Do you cringe when someone says, “button color?” Do you automatically shut down when a test is recommended to you that seems like just a minor change? Today I want to encourage you to shift your mindset. What may seem like a “minor” change to you may bring $21,000 more in revenue to your company. Now it doesn’t seem so “minor,” does it?

You may hesitate testing something as simple as a color change. It could be because you don’t personally think a different color would have a significant impact. Maybe it’s because you haven’t had success with it in the past. Or is it possible you’ve just read too many negative blog posts about testing button color and you don’t want to waste your time?

I assure you, it’s not a waste of your time. Testing button color, or the color of any element on your page can be extremely rewarding—if it’s done correctly. What do I mean by this?

In the case of changing a button from red to green, let’s walk through some scenarios and determine if it’s the right or wrong way to go about testing.
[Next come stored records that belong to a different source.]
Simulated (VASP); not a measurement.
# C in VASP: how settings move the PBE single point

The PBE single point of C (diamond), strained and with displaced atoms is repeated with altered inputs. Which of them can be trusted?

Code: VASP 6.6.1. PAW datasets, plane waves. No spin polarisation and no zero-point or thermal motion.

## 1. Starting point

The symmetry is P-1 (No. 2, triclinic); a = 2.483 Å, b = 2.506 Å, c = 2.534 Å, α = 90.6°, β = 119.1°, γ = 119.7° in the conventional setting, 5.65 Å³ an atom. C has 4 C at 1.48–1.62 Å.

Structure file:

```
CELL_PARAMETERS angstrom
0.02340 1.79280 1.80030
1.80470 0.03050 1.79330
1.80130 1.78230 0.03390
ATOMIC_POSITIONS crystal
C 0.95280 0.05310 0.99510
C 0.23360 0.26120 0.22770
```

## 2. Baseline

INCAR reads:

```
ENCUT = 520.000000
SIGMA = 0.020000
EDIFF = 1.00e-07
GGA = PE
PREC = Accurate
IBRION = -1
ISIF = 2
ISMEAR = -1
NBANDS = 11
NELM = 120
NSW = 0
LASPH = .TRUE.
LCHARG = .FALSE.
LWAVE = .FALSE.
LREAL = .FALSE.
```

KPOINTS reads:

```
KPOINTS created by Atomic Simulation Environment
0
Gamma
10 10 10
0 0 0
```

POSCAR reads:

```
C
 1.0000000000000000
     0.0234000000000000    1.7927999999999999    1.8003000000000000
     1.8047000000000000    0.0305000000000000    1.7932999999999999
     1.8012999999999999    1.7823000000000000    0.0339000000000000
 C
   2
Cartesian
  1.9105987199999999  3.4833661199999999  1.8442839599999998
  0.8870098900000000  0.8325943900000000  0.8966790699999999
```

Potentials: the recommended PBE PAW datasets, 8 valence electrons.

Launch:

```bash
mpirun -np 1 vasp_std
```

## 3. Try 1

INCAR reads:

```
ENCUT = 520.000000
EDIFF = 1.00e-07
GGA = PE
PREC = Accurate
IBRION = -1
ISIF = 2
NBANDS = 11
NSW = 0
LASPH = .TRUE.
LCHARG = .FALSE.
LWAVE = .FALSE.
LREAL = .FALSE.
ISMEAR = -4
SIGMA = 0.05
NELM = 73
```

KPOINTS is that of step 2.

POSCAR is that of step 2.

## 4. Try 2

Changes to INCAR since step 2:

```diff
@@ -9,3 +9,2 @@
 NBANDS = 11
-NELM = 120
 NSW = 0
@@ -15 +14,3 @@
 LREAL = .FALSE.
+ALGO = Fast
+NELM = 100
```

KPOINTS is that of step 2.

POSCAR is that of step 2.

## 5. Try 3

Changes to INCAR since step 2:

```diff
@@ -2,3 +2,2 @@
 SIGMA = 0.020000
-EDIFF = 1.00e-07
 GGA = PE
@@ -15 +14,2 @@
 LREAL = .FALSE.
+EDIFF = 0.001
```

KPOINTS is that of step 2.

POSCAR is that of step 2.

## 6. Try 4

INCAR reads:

  • Are you testing green because you’ve read that green performs best? Wrong.
  • Are you testing green because it looks better? Wrong.
  • Are you testing green because your competitor is doing it? Wrong.
  • Are you testing green because the main color on your site is red and it blends in? Right.
  • Are you testing green because your existing color creates a negative emotion or scares users away? Right.
  • Are you testing green because your existing color combination makes it difficult to read? Right.

Testing for the sake of testing likely won’t get you the results you want, but even minor or simple tests can be successful if you’ve done your research. Understanding your users’ want or need will help you test logically, therefore setting you up for success.

A Case Study

An e-commerce client sells high-end doors for homes, which naturally come with a high price tag. In addition, the more a customer chooses to customize their door, the more dollars they will spend. See the customization process as it appears on mobile and desktop devices when customers first visit these product pages:

What we noticed as we began customizing a door, specifically on mobile devices, was a very scary price tag. We’ll call this the pricing calculator because it dynamically changes your price as you work your way through the customization process. Check out the mobile and desktop screenshots below to see for yourself.

BOOM! $499.00 right out of the gate and there’s nowhere to go but up. Imagine continuing this customization process, creating a door that costs $1,000+, and having the price tag flashed in your face the entire time.

So, what’s the problem?

The color red.

In this instance, it wasn’t a problem that the price tag follows users during the customization process. In fact, this eliminates any questions users may have about how much they’ll end up spending. It all boils down to the color. Some might argue that the price tag should be, and currently is, contrasting from the rest of the branded colors. Therefore, we shouldn’t change it. However, red is said to represent violence, danger, and anger. It’s also said to increase heart rate and raise blood pressure. We don’t want this to be the experience users have as they’re trying to purchase a door. Instead, we want them to feel comfortable and secure doing so.

The Hypothesized Solution

The color blue.

The color blue is said to symbolize trust, loyalty, wisdom and confidence. It’s also said that blue produces a calming effect. This is what we want users to feel when they’re purchasing a door—especially a door that costs $1,000+.

We hypothesized that changing the pricing calculator to blue would increase overall revenue. Why? Because of the calming effect! We’re no longer going to scare users or create a sense of fear. Instead, they should feel calm and secure in their purchasing decisions. Does this make you feel more comfortable?

The Results

$21,135.27 more in revenue

16 more transactions

Over the course of two weeks, we saw phenomenal results from such a simple change.

  • 46.06% increase in revenue
  • 45.44% increase in revenue/visitor
  • 29.17% increase in e-commerce conversion rate
  • 10.29% increase in average order value
  • -12.74% decrease in bounce rate
  • 3.23% increase in average time on page

Final Thoughts

At the end of the day, it doesn’t matter that the rest of the site is blue; it doesn’t matter that it didn’t stand out from the rest of the site. Ultimately, what matters is that it does its job. The pricing calculator is supposed create a user experience with no surprises. It’s still there for reference during the entire process, but without causing fear in users, or putting pressure on their wallets. Instead, it now acts as a friendly reminder.

The next time you have a “minor” change you’d like to test, I hope you don’t push it aside because it’s too simple, or immediately shut it down. I encourage you to dive into the reasoning behind the test: what led to this test recommendation and what’s hypothesized to come from it? Don’t miss out on $21,000 in revenue because you feared the test was too simple.